In light of the College’s recent decision to permanently ‘open up’ 20 single rooms across campus, we at the Record commend the Office of Student Life (OSL) for striving to find creative and cost-effective solutions to issues such as next fall’s expected surplus of students living on campus. As a residential college that encourages students to live on campus throughout their education, the College should be flexibly responsive to the changing housing needs of the student body year to year, as well as be well-prepared to ensure adequate bed count numbers.
Given the unexpected circumstances of fewer students deciding to study abroad in the fall and fewer seniors living off campus for the 2015-2016 school year, we feel this recent decision ultimately appeals both to the interests of the student body and to those of the College. Although it may be highly dismaying to rising seniors who were hoping to live in the spacious and centrally located singles of Dodd House, the College’s decision to convert those particular singles to doubles ensures that the resulting doubles will be reasonably sized. Although this may hamper all students seeking single housing options from obtaining an outcome matching their preferences, we find that the conversion of these rooms seems to be the best available option for the time being, especially given the alternative of opening up Dennett basement as upperclassmen housing in Mission Park. Doing so would be disadvantageous to both the first-years living in Mission, who benefit from living in exclusively first-year housing with their entries and Junior Advisors, and the upperclassmen who would be isolated from their upperclassmen peers and lose the opportunity to further interact with them in a residential setting.
However, in order for OSL to continue to be responsive to changing circumstances in the future, we recommend that it should not frame the conversion of these singles as permanent. As those individual living spaces have long been highly valued by members of the student body, the committee should strive to keep them open as singles when not critically pressed to do otherwise in future years.
Furthermore, we believe the College should strive to find a more permanent solution so that similar strains on housing can be avoided in the future. Therefore, recognizing that this conversion of singles to doubles is a palliative solution to a larger issue, we also commend the College for pursuing a longer-term plan, which includes cross-campus renovations and the construction of a new dorm to open in the fall of 2016. We hope this will not only provide a necessary margin of error allowing for flexibility with which the College can find adequate housing in situations requiring students to move expediently or seek temporary housing but also create housing options that conform to student preferences.
In the aftermath of this change, not insignificant in the prevalence of single housing options on campus, it is important to consider the College’s priorities for housing in the future. We commend the College for formulating the plan for the new dorm, which will provide singles for the majority of its inhabitants and doubles for the remaining inhabitants, taking student opinion into account via an online survey. It is important that, moving forward, the College should continue to factor in the types of rooms students want – not the types of room students currently have, which is merely what the College provides – to the utmost of their ability given budgetary constraints.

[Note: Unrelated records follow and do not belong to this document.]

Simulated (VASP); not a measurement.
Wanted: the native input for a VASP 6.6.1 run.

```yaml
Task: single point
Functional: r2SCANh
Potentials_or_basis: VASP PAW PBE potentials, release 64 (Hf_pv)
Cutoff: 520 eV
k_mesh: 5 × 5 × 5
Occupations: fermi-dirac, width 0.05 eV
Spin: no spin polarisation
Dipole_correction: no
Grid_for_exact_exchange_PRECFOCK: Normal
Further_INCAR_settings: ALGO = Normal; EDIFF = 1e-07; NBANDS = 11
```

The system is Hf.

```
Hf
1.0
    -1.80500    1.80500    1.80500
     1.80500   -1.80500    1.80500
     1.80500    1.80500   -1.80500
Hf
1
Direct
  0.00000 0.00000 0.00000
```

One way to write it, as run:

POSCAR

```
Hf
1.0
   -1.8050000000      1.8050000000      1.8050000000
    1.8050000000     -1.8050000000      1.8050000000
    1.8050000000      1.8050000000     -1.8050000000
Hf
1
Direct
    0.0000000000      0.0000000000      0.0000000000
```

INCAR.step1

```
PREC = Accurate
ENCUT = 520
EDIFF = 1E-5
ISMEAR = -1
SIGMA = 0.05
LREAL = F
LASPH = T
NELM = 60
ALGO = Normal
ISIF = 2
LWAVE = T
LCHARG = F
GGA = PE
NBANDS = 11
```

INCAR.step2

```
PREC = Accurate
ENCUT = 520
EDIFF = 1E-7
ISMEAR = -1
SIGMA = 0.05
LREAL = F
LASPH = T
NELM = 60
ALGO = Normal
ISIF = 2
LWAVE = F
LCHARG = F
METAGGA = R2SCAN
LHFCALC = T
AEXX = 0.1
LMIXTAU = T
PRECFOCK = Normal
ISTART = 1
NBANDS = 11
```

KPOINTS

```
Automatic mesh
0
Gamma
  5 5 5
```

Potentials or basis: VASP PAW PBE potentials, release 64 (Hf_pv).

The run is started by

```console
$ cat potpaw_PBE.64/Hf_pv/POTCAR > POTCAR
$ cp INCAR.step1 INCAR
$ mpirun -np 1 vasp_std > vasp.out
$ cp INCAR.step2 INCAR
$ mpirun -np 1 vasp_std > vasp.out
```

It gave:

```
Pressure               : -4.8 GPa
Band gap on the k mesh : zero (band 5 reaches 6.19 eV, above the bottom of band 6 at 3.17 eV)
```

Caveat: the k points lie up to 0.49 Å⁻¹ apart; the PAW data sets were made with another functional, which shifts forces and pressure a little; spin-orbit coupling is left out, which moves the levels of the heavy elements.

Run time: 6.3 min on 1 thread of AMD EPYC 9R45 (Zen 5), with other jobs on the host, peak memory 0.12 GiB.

While we feel the College could do more to prioritize the availability of and creation of single housing options on campus, it has done well in precisely evaluating and accommodating student interests on other fronts. For instance, one of the survey’s results reported suite-style living in which common rooms and spaces are provided for students to socialize in their residential settings are crucial to student’s satisfaction with their living spaces and quality of life on campus. We applaud OSL for incorporating this student preference into its plan for the new dorm.